Saturday, May 28, 2011

Indy at 100

I haven't posted for a while, but couldn't let Memorial Day weekend go by without noting the centennial of the Indianapolis 500. Sport is a highly ritualized activity, where participants and audiences often share a strong consciousness of the lineage and history of what they're doing (in recent years I've gotten tired of hearing the phrase "storied franchise" used in describing one sports team or another, but it does capture that sense of heritage that surrounds so many sports organizations and venues, particularly in an era of increased interest in vintage and retro sports of all kinds). Unlike a lot of heritage activities, there's no distinct break between past and present in sport (except in the cases of defunct franchises, like this one). And car culture, of course, is anything but past. So sport involving cars is a great way to get a sense of how contemporary car afficianados are thinking about the automobile's past.

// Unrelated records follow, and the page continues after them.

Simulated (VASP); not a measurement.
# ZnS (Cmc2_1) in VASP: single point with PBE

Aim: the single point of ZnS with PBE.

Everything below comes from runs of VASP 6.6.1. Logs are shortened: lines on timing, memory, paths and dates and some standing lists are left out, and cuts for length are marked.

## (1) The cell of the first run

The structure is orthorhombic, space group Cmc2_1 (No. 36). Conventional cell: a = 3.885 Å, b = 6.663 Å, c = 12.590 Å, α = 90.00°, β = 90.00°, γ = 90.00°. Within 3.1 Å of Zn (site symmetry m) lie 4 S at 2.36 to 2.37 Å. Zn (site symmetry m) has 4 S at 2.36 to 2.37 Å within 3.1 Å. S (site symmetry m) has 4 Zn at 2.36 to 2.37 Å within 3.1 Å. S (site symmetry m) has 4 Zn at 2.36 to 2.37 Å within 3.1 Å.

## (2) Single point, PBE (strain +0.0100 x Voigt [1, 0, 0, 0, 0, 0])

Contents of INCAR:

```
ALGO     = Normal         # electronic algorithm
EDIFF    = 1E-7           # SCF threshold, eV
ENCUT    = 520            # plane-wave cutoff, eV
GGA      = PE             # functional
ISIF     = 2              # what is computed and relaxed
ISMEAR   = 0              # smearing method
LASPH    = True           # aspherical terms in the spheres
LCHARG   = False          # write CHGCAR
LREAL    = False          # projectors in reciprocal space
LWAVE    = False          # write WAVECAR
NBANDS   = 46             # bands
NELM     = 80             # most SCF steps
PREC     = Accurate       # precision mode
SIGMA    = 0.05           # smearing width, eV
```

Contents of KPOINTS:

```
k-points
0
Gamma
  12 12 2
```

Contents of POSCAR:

As I noted in a previous post, they're definitely doing that in a celebratory rather than a questioning way, reinforcing the notion of "heritage" as a realm where it's difficult to bust anyone out of the mindset that accepts the present as a natural extension of a progressive past. With events like the Indy 500 centennial, it's all about veneration of past heroes, participation in folk traditions, and communion with places that have acquired the patina of legend (in addition to its enshrinement in commercial and popular culture, the Indianapolis Motor Speedway has the blessing of the National Park Service with its placement on the National Register for Historic Places in 1975 and the granting of National Historic Landmark status in 1987).

It's also about the commemoration of technological innovations, and not always high-tech ones. For example, the humble rear-view mirror made its first official appearance on the winning car at the 1911 Indy 500 (that's it on the right, at the famous Yard of Bricks that remains from the 1909 brick course). Driver Ray Harroun was unable to find a mechanic to ride along with him and perform the important job of letting him know who was behind him, so he supposedly borrowed the mirror idea from a horse-drawn vehicle he'd seen, although the notion already seems to have been in use by women drivers who used their hand-mirrors in a similar way. This cars-and-history project of mine has kicked up so many juicy metaphors and turns of phrase that I've come to resist all of them as clichéd (driven to the past, life in the past lane, you get the picture). But something about celebrating the hundredth anniversary of the rear-view mirror strikes me as particularly apt for thinking about how automobility's promise of charging forward into the future depends on a keen awareness of a past that's never quite as settled as we'd like to imagine it is.